But there’s still a big problem: Going after this market can run your company into a stone wall of invisible gender barriers that determine whether and when you get funded. How do you get support for products that are labeled “for women” in a male-dominated investment world? And how do you do it in the way that gives you the greatest chances of success?
“In general, the lack of females in the VC industry is leading toward a bias toward male-focused products,” says Hans Raffauf, Clue Cofounder.

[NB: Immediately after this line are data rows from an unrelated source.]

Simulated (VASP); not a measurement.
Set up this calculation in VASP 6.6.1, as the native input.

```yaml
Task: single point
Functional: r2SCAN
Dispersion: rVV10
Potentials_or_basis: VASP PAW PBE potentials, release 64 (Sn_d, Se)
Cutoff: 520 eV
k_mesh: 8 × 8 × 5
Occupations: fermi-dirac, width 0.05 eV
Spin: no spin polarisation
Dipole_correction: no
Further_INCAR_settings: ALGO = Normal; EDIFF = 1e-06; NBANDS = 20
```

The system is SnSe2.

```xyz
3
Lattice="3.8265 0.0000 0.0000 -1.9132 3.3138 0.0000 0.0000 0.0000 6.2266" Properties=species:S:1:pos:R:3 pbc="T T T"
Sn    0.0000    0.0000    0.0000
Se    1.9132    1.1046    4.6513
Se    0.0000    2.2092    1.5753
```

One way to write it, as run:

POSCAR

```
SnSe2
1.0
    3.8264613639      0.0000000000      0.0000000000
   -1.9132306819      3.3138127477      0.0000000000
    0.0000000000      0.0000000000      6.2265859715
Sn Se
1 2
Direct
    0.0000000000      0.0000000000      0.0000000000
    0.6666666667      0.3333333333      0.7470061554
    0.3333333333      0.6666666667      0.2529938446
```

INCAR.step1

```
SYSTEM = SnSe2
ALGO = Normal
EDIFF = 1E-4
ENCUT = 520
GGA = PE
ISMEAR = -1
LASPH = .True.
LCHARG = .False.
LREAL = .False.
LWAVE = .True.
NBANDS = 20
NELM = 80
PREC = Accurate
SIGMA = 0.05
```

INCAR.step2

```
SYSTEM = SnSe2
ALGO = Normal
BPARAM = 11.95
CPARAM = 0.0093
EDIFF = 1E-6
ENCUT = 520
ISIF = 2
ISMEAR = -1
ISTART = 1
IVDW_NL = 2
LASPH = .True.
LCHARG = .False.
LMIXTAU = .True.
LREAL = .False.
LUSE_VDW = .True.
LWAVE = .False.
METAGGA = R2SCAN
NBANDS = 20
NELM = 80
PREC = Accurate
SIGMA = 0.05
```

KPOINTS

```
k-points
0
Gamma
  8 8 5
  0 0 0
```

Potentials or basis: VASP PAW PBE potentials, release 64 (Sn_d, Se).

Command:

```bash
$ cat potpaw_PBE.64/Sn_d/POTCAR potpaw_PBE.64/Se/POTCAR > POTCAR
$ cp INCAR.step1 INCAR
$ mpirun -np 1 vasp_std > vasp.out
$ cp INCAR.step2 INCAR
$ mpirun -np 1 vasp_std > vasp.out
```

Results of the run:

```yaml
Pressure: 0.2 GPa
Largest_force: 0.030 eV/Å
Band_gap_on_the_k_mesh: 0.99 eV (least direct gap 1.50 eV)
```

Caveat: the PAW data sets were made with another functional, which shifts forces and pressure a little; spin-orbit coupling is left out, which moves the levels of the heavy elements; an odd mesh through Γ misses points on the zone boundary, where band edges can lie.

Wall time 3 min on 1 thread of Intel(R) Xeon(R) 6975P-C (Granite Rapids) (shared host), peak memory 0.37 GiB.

Certainly it is a hot topic right now given the disproportionately fewer numbers of women in the VC industry–and lower numbers of female-founders being funded. Journalist Josh Constine recently nailed a notable Silicon Valley VC on stage about gender inequality in his own hiring. And according to a July study done by the National Association of Women Business Owners in conjunction with Wells Fargo, about 38% of U.S. businesses are owned by women. Yet just 2% of the money invested by venture capital firms goes to women-owned firms. (That report is not publicly available online, but one other interesting studies are.)
While fertility is an issue for men and women, it didn’t show up that way for Raffauf and Tin when they were first pitching VCs. And not just because of the period tracking part.
“There was one investor who was saying I can’t feel the product because he’s a guy. While he was saying that, he was beating his breast with his fist. It was very gentle and friendly. But still clear,” says Raffauf. “In building out Clue, we knew this was a problem so we took steps to build our business accordingly.”
Obviously, the biggest challenge any founder can face is to build a strong business with a product people want. Accounting for how gender perceptions can shape investors’ decisions unconsciously? That was a whole other issue. I asked Raffauf and Tin to give me a roadmap for the issues.
Choosing angel investors appropriately is no small thing. After all, they help to mentor, advise and shape the future of your business. The question is: how do find great angels–and find the right mix?
Her advice–connect with people who are friends of friends. Especially individuals who come highly recommended by several different people you trust. “Often when we’d explain our product, people have someone in mind who they know it will resonate with. It was amazing how often we would have meetings and the person would say, “You must talk to X,” says Tin. “When X’s name would come up with three different people, we’d know it was worth reaching out.”
Aside from character, there a some specific skill sets other entrepreneurs should look for in figuring out which angels to include.
“Angels should be able to contribute something that is either specific about your business, e.g., in our case…Knowledge about how to scale an app, health apps or data analysis,” says Tin. “Or have general business value–an angel that is or was a CFO, Product Manager, et cetera. On top of that it’s massively valuable if they have great networks future investors or potential partners.”
Still, there’s no substitute for having a female investor.
“Given that we still have a long way to go before we reach gender parity in terms of female-led startups and product offerings, I think that it would be difficult for any angel, male or female, to ‘specialize’ in womens’ products even if they tried. At the end of the day it’s about recognizing an opportunity when it’s in front of you,” says Tin. “Maybe that opportunity is a little more obvious to female investors if it’s a product that they can relate to on a personal level,” says Tin.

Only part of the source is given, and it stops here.